(
Originally posted October 14, 2002)
Now that
Jimmy Carter has received the Nobel Peace Prize for 2002 (see
here for a list of all Nobel laureates), a lot of people think the prize is losing its respectability - especially after
Fidel Castro offered his congratulations. I have news for those people - the prize was a joke from the beginning.
The first prize was shared by
Jean Henri Dunant, founder of the International Red Cross (which itself won the prize several times over the years), and
Frédéric Passy, founder of the
Société francaise pour l'arbitrage entre nations. Passy had founded an earlier "peace society," the
Ligue internationale et permanente de la paix, a vain attempt to avert war between France and Prussia. In France's Chamber of Deputies he opposed colonialism and pushed for disarmament and international arbitration of disputes. The French peace evangelist died in 1912, two years before World War I proved that the European peace efforts of that time, his included, were on the wrong track.
Passy is representative of one of the chief failings of the Nobel committee: it often gives the Peace Prize to people or agencies for offering peace plans
that have yet to be tested. Many of the early prizes were given to people involved with peace organizations. After WWI, the committee demonstrated that it had not learned its lesson. In 1919 it gave the prize to President
Woodrow Wilson for founding the ill-fated League of Nations. Five others received the award for their work with the League, at least
one of whom fought for disarmament. Two Nobel Laureates of that time were
Aristide Briand (1926) and
Frank Billings Kellogg (1929), whose drafted the Kellogg-Briand Pact, a treaty that outlawed war.
After outlaw nations Germany, Japan, and Italy were defeated by the Allies, the Nobel Committee continued to dole out Peace Prizes to people who talk about peace more than they implement it.
Cordell Hull (1945) was one of the first of several to win the prize for work with the United Nations, an agency which over the years has waged a sort of diplomatic cold war against the United States and Israel.

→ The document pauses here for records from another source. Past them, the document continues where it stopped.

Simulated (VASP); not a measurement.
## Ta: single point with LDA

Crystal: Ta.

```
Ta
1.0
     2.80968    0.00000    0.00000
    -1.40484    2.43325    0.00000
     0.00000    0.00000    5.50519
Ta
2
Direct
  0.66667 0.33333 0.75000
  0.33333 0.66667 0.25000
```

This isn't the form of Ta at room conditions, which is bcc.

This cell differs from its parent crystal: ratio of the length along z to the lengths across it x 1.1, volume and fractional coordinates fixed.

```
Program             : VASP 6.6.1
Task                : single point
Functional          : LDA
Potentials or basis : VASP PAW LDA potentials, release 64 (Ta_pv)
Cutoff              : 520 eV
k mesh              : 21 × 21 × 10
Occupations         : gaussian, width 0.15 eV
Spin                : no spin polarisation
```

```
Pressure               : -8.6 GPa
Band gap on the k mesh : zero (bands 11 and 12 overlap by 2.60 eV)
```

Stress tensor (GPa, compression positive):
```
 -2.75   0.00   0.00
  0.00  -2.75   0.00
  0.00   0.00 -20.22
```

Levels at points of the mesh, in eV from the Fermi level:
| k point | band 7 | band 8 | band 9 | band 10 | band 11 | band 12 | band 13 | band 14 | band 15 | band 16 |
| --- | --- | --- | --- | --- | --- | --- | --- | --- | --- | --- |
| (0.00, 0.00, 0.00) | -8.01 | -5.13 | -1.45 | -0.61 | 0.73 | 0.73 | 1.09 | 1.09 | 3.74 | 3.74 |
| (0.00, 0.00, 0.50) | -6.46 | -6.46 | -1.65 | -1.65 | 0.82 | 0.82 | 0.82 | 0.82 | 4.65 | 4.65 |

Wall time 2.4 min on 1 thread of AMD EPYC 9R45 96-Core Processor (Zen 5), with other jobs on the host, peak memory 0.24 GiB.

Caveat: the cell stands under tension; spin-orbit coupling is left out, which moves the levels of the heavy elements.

Ralphe Bunche was the first to receive the prize for negotiating nonexistent peace in the Middle East. [
Update: He brokered the end of the 1948 war, but no long-term peace came out of it. Indeed, this was just the beginning of the Arab-Israeli cold war, punctuated several times by brief episodes of hot war, and lasting to this day.] Disarmament - a concept which should have been discredited in 1914 and 1939 - would continue to attract the wooing of the Nobel committee, in 1962, 1982, 1985, 1995, and 1997. And untested peace processes would still be honored, as illustrated by the honoring of
Nelson Mandela and
F. W. DeKlerk (1993) and
John Hume and David Trimble (1998).
So who was the first mouthpiece for murderous regimes to become a Nobel laureate? That would appear to be the only person in history to decline the prize: Le Duc Tho (no biography available). He and
Henry Kissinger were awarded the prize for the Paris Peace Accords that ended the Vietnam War. Kissinger wrote an acceptance speech that was read by US ambassador to Norway Thomas R. Byrne, who represented him at the award ceremony. The message contained this remark: "Certain war has yielded to an uncertain peace in Vietnam. Where there was once only despair and dislocation, today there is hope, however frail." If Kissinger could get an award for peace that
might come in the future, can I get an Academy Award for a movie I
might direct in the future? (I'd like to thank the Academy for hypothetically granting me this honor, and Cameron Diaz and Edward Norton for their possibly outstanding performances.) Ironically, Le was the honest one of the pair. He knew that North Vietnam wasn't giving up on its plans to conquer the South. His job was to get the US out of the way so the NVA could
march into Saigon as it did two years later. If Kissinger didn't understand that, he was utterly naive.
At least two other such thugocrats would receive the prize. Yasser Arafat (1994) is the most obvious, a man who
talks peace with the West but organizes terrorism with his comrades. The other is
Rigoberta Menchú. In 1992, coincidentally (?) 500 years after Columbus'
subjugation discovery of the Americas (or at least the Caribbean portion), she was honored for raising awareness of the alleged abuses against her fellow Guatemalan Mayan Indians. David Horowitz
reported the research of anthropologist David Stoll, whose
book reveals the fraudulence of
I, Rigoberta Menchú, the Marxist-feminist's autobiography which is required reading at many universities. Horowitz writes:
As a result of Stoll’s research Rigoberta Menchu has been exposed as a Communist agent working for terrorists who were ultimately responsible for the death of her own family. So rigid is Rigoberta’s party loyalty to the Castroist cause, that after her book was published and she became an international spokesperson for indigenous peoples, she refused to denounce the Sandinista dictatorship’s genocidal attempt to eliminate its Miskito Indians.
"Yeah, but what about
Albert Schweitzer,
Martin Luther King,
Andrei Sakharov,
Mother Teresa, and
Lech Walesa? And don't forget about the
Red Cross and
Médecins Sans Frontières (Doctors Without Borders)." Okay, so there's a few good apples. But the roster of Nobel Laureates is dominated by ineffectual stabs toward promoting peace, and a handful of stabs against it. To judge the award by the worthy few who won it is like judging a factory that produces 90% scrap by the ten percent products it manufactures correctly. The award is meaningless.